North Caucasus Insurgency Threatens New Attack On Grozny

Firefighters work at a marketplace, which was set on fire after a terrorist attack in Grozny on December 4.

The Chechen wing of the North Caucasus insurgency that claimed responsibility for the attack on Grozny on December 4 is planning a follow-up attack on the city to mark the New Year, according to Akhmed Umarov, elder brother of the late Caucasus Emirate founder and head Doku Umarov.

Chechen Republic head Ramzan Kadyrov identified Akhmad Umarov as having organized the December 4 attack, and vowed to seek his extradition from Turkey, where according to Kadyrov he currently lives.

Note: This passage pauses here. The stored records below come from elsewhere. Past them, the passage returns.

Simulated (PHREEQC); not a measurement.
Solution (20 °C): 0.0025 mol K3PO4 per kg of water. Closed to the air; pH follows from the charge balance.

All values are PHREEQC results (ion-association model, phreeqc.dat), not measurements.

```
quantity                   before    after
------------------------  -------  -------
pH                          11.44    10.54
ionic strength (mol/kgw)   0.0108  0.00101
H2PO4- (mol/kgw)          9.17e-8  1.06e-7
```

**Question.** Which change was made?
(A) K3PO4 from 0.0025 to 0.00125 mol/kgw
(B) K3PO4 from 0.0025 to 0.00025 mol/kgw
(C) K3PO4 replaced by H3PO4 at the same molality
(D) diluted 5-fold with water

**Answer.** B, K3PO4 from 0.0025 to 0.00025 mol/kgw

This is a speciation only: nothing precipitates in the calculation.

In a 15-minute video clip posted late on December 13 on Checheninfo.com, the website of the Chechen wing of the North Caucasus insurgency, Akhmed Umarov warned Kadyrov in the name of the Chechen militants that they will launch a new attack on Grozny unless Kadyrov desists from his efforts to block their food supplies. (Two men were apprehended in Chechnya’s Sunzha district in September on suspicion of providing food supplies to the insurgents. Umarov quoted the fighters as admitting that they are experiencing problems in obtaining supplies, and "we are fed up with this."

Speaking in Chechen, Umarov, who was identified as the representative abroad of the Chechen insurgency wing,appealed to the Chechen population to help insurgents' families whose homes Kadyrov's security personnel have deliberately torched in retaliation for the fighting in Grozny, during which at least 14 police were killed and 28 injured.

Umarov further accused Kadyrov of being behind the deaths of his father, Akhmed-hadji Kadyrov, in a terrorist bombing in May 2004, and of his elder brother Zelimkhan, who was found dead at his home, reportedly of heart failure, just weeks later. He did not offer any evidence to substantiate those accusations.

In addition, Umarov warned Kadyrov that many member of his immediate entourage would willingly betray him to the insurgency for money, but "we don’t have the cash to suborn them."

That admission is in stark contrast to the claim by a third Umarov sibling, Vakha, in early 2010. In an interview with Reuters in Istanbul, where he then lived, Vakha Umarov said members of Kadyrov’s entourage channelled money to the insurgency as insurance in the event that the insurgency finally comes to power in Chechnya.

Akhmad Umarov’s attempts to dictate conditions and terms to Kadyrov are totally unrealistic in light of the latter’s pathological enmity towards the insurgency. It is, moreover, odd that Umarov should not be aware of that fact, given that he must have met personally with Kadyrov after reportedly turning himself in in August 2006.

Akhmad Umarov vanished shortly afterwards; it is not known whether he was released (unlikely) or managed to escape, and how and when he left Chechnya.